Strategies for Getting Diplomacy, Emphasis, and Tone Right

1. Remind Your Reader What’s in it for Them, Especially when Asking for Help

Rather than:
I’m bringing in a new analyst to work with you on this because the rest of the group is swamped. You’ll have to take the extra time to fill her in.

Write:
You’ll have a new analyst to work with on this, and, luckily, you will be able to train her on the way you'd like things to be done.

2. Acknowledge the Work of Others as Often as You Can 

Rather than:
I need this by 5pm tomorrow.

Write:
I imagine you’re just as swamped as we are, but in order to move forward, we really need this by 5pm tomorrow.

3. Ask (when you can afford to hear no) and Thank Your Reader

Rather than:
You need to stay until the meeting ends, which will likely be around 7:00 p.m.

Write:
Would it be possible for you to stick around until this meeting ends, which will likely be around 7:00 p.m.? I’d really appreciate it.

4. Avoid Passive Aggressiveness at all Times

Rather than:
It seems that reading the document I sent that outlined the instructions wasn’t a priority amidst all of the other very important work you had to do, so please let me explain it here, for the second time: The steps include…

Write:
The steps include…

5. Use Passive vs. Active Voice to Your Advantage

Active voice is a sentence in which the subject of the sentence performs the action. (John washes the car.) Passive voice is a sentence in which the subject of the sentence has an action performed upon it, him, or her. (The car is washed by John.)
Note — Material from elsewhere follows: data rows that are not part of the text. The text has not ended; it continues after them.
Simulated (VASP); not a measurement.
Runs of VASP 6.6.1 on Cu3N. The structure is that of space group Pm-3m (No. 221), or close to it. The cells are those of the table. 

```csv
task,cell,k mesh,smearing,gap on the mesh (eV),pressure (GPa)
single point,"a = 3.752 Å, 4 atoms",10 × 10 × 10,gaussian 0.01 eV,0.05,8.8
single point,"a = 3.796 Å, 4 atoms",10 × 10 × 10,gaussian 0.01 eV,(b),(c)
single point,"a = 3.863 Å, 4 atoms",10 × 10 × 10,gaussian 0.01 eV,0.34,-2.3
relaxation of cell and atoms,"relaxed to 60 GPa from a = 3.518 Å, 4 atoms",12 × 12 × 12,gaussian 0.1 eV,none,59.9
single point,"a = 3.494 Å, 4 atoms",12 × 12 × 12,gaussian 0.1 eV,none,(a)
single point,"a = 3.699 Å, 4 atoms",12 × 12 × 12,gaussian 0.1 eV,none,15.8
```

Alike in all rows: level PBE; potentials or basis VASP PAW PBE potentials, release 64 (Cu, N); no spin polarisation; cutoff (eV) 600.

Want to emphasize accomplishments or work completed? Use active voice.

My department completed the project on time.
George, who works on my team, developed an incredible system to track users.

Want to deemphasize the person or the team? Use passive voice.

The project was not completed on time.
A system to track users was not developed, unfortunately.

6. If You’re Pointing out Mistakes of Flaws, Be Sure to Explain Why Behaviors, Actions, or other Issues are Problematic—It’s Often More Effective (and having it in writing might be valuable down the line)

Rather than:
You’ve arrived late to our one-on-one meetings the past three weeks, which is unacceptable.

Write:
You’ve arrived late to our one-on-one meetings the past three weeks, which is unacceptable.As you know, I often have meetings scheduled throughout the day, and so this throws my schedule off. Further, while I’m sure you don’t intend this, arriving late shows a lack of professionalism, which will undoubtedly hurt your career in the long run.

7. Talk to those Who Frustrate You by Using “I” Statements

Rather than:
Your inability to show any enthusiasm about these projects is driving me crazy.

Write:
It’s difficult for me to maintain momentum and rally support here for projects when others show a blatant lack of interest.

8. Depending on Your Audience, and How Much Information They Need, Cut Extranous Information and Use Short Sentences for Emphasis

Rather than:
Considering the breadth and depth of this project, as well as our desire to complete it in a way that is most useful for you and practical for our own schedules, we’ve decided that extending the deadline would be an important next step.

Write:
We need more time to do this well. 

Note: It's crucial to consider your audience when deciding how much background information they will need.

9. Directly State What’s Important

One additional, minor consideration is…

Another primary concern is…

10. STOP YELLING AT ME (Avoid Caps Lock)

Rather than:
It’s very important that you COME PREPARED TO THE MEETING.

Write:
It’s very important that you come prepared to the meeting.

But do consider other ways to emphasize importance.

Use these strategies as you work to develop more effective, appropriate business communication, and, eventually, they will become second nature in your writing. In the meantime, this printable checklist can be tacked up by your desk as a guide and a reminder of these strategies. Any time you’re unsure of your tone, compare your draft to this list!

Your emails should make people feel like this:

email 1

Not like this:

email 22

Exercises

Considering the tactics above, write one-paragraph emails in response to the following scenarios.

  1. Your colleague Tina promised to send you a spreadsheet full of data that is central to a report you’re writing. She said she’d have it to you by Thursday, and today is Friday. Your own report is due Monday. Write Tina a brief email about this situation.
  2. You are interested in taking a week-long training class that you believe will help you perform your job more effectively. There is a small training budget within your company, but the only class being offered is on the other side of the country and would require flight and hotel costs in addition to the substantial tuition. Make the case for the money to your boss in an email.
  3. You were the hiring manager for a new position that opened up at your organization. After sifting through nearly fifty resumes, you chose to interview one outside candidate and one internal candidate named Joe. Both had similar experience and educational backgrounds, but you ultimately made a job offer to the external candidate due to the fact that she seemed to have more creative ideas about how the department could handle current issues, whereas Joe seemed to have little to offer. Email Joe explaining that he did not get the job, and offer him constructive criticism.

Each interaction in the business world is unique and nuanced. While the strategies above are not a one-size-fits-all solution, learning to ask questions about audience, purpose, and the emotions attached to a particular communication is key to diplomacy and striking the right tone over email. From there, the tips and strategies above will help you craft careful, effective communications as you increase your writing skills—and your credibility in the workplace.